Civil engineering: interview with principal structural engineer, Lonnie Pack

Lonnie Pack

Lonnie has a Bachelor of Engineering in Civil Engineering from the University of Queensland, Australia. He is a chartered professional engineer and declares his passion for engineering motivated him to write the textbook Australian Guidebook for Structural Engineers.

What inspired you to get into your field of study?

I’ve always been inspired by buildings and structures. My interests in both arts and physics led me to study architecture before realizing my skills were better suited to structural engineering. I commenced my career by completing a three-year graduate engineering program where I worked across various teams and industries. In my final year, I was the CEO of the program and responsible for the development of 80 graduate engineers.

Throughout this period, I developed a passion for finding elegant solutions to complex problems. I’m inspired to continue learning to refine my design skills and make less expensive, more efficient, and sustainable engineering designs. I love being able to work in an environment where I can learn from the best people in the industry.

What attracted you to work with us?

It was due to the opportunities the company provides as a leader in the industry. Many of the top engineering experts in Australia work at Tetra Tech Proteus and Tetra Tech Coffey. In addition, Tetra Tech has a significant presence on a global scale.

Tell us about some of the projects you’ve worked on that have been the most inspirational to you.

I was inspired by our work on the Circular Quay Renewal program for Transport for New South Wales.

The Coffey team worked with our colleagues at Norman Disney & Young, A Tetra Tech Company to deliver a full asset condition assessment of the Circular Quay area. The project included conducting a geophysical scan of the harbor, performing geotechnical drilling from jack-up barges, and completing structural inspections of the promenade and wharfs by boat. Our team seamlessly collated data into a building information model (BIM) that enabled the end user to navigate through a virtual model of the area, with access to all relevant data.

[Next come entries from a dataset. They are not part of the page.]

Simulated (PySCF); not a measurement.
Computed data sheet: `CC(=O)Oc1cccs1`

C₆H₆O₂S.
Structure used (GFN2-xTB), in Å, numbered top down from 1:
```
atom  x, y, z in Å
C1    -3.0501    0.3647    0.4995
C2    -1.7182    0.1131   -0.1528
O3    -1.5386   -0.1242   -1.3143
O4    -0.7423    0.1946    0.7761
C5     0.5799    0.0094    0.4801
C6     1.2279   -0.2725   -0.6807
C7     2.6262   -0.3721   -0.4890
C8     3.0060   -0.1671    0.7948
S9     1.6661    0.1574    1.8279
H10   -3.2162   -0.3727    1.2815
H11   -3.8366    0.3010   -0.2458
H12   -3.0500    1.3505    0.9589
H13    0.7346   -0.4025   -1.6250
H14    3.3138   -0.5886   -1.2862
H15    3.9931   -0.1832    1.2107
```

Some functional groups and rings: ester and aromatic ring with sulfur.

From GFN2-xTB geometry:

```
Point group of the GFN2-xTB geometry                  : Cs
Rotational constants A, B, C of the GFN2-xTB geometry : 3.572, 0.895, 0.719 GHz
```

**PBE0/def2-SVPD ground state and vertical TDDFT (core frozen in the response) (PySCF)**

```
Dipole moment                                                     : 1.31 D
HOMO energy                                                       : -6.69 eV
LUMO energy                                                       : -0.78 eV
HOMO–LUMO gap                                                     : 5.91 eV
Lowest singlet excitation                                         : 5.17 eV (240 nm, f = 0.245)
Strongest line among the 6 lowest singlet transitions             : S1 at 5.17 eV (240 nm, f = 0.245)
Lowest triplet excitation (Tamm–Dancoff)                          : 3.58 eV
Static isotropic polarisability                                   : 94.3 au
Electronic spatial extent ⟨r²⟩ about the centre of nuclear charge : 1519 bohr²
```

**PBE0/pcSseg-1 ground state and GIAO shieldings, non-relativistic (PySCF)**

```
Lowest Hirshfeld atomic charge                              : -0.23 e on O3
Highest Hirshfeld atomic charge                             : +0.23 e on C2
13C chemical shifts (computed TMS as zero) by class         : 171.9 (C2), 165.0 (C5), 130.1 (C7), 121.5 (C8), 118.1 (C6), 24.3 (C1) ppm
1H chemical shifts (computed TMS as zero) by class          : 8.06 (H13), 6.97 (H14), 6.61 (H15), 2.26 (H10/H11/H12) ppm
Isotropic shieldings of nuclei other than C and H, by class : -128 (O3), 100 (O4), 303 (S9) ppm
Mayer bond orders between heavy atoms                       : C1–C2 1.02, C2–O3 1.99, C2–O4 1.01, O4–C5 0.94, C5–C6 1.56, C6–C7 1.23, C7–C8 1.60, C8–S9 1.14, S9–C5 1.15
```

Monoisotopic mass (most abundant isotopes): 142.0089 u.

I also enjoyed working on the demolition of the IMAX theater in Darling Harbour in Sydney. This was the largest cinema screen in the world and had a unique purpose-built structure. The building was half supported on ground and half suspended above the harbor, with a historic culvert running through the center. It was also tightly nestled between two busy freeway overpasses. The removal of the roof structure was a complex task that required accurate modeling and complex rigging arrangements to ensure the safety of the workers and the public. The lift we engineered for the project won the 2017 Crane Industry Council of Australia award for Lift of the Year in the Under-20-Tons category. We subsequently were engaged for temporary works engineering on The Ribbon, a new development in place of the previous structure, which has transformed Sydney’s skyline.

Another great experience was the Tamborine Mountain Slope Remediation project. Tamborine Mountain is a popular residential and tourist area in Queensland, Australia. This project allowed me to work closely with our geotechnical engineers and geologists to deliver stabilizing designs for a heritage road. Coffey was involved in all phases of the project, from concept design to construction. Our solutions involved designs such as soil nails, wire mesh, erosion control, stabilizing of boulders, and installation of wire mattresses. Construction was complex due to the geometry of the narrow, winding road; however, we worked together with the owner and the contractor to prioritize areas of high risk so that critical areas could be safely remediated prior to the wet season.

Tell us about the challenges and rewards you face in your role.

The role of a design engineer is to create an efficient design.

I’ve found that many consultants are reducing engineering budgets to be competitive and win more projects. This mentality is driving substandard quality and over-engineered solutions, which results in increased overall cost to a project.

The challenge we are facing is to push back against this attitude and strive to become the best and not the cheapest.